Mike Yawn - SHU - Political Science Blogger

Trip Recap
Over their four-day trip, the students attended an all-day professional conference on politics, visited 25 different educational sites, and travelled across four states.

In discussing the trip with the students, the most popular exhibits were the Rock and Roll Hall of Fame, the Christmas Story House, and the Pro Football Hall of Fame. At the conference, the most popular seminar related to prospects for the 2012 presidential race, and there was a three-way tie among Greek, Soul, and Italian for favorite food.

As far as surprises, the students seemed to really enjoy the Duquesne Incline, a tram that travels 400 feet up Mount Washington at a 30 degree angle. The students were also surprised when they visited the house from A Christmas Story and found that Ian Petrella, the actor that played “Randy” in the movie, was greeting visitors and signing autographs.
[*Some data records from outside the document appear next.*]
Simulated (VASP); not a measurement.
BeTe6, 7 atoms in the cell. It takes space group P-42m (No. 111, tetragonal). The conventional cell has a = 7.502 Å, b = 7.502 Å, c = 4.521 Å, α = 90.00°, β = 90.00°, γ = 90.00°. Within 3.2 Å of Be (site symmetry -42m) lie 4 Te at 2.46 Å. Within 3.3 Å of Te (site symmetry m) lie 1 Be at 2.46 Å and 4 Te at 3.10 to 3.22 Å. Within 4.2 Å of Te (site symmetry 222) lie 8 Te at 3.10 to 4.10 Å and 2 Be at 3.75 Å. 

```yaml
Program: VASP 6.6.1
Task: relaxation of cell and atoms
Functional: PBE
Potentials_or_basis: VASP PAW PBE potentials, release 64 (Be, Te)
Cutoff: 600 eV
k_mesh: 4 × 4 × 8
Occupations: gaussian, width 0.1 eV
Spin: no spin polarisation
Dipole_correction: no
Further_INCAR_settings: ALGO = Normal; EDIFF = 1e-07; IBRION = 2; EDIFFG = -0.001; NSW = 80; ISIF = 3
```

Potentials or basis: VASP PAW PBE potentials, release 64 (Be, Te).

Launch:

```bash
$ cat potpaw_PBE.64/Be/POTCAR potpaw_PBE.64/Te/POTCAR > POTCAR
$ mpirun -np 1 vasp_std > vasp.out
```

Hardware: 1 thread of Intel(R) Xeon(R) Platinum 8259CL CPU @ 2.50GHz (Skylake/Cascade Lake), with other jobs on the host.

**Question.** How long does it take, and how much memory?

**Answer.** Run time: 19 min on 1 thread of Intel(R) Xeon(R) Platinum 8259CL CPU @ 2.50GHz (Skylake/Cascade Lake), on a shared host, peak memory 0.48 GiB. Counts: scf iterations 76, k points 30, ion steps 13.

There weren’t a lot of disappointments, although there was a general consensus that the Motown Historical Museum and the Kent State Memorial were not all that they could be. Kent State University, it should be noted, is in the process of building a museum that will educate citizens on the events surrounding the tragedy.

Since the organization’s inception in 2005, the Political Science Junior Fellows have travelled on 12 major field trips spanning 19 states and Washington, DC. They are currently planning their spring trip.

I would like to thank the Bliss Institute for generously subsidizing the cost of each student to attend the conference; the panelists at the American Association of Political Consultants for offering their guidance and sharing their insight with students; and The Huntsville Item, Today @ Sam, and KBTX for allowing the students to share their experiences.

Blog / Trip Introduction

Hi, I’m Mike Yawn, the Political Science Junior Fellows’ advisor.  The students have just finished their first day of a four-day trip that will take them to a national political conference and three states.  I’ll let the students tell their own stories, but I will be passing on some background and contextual information that may provide a broader perspective.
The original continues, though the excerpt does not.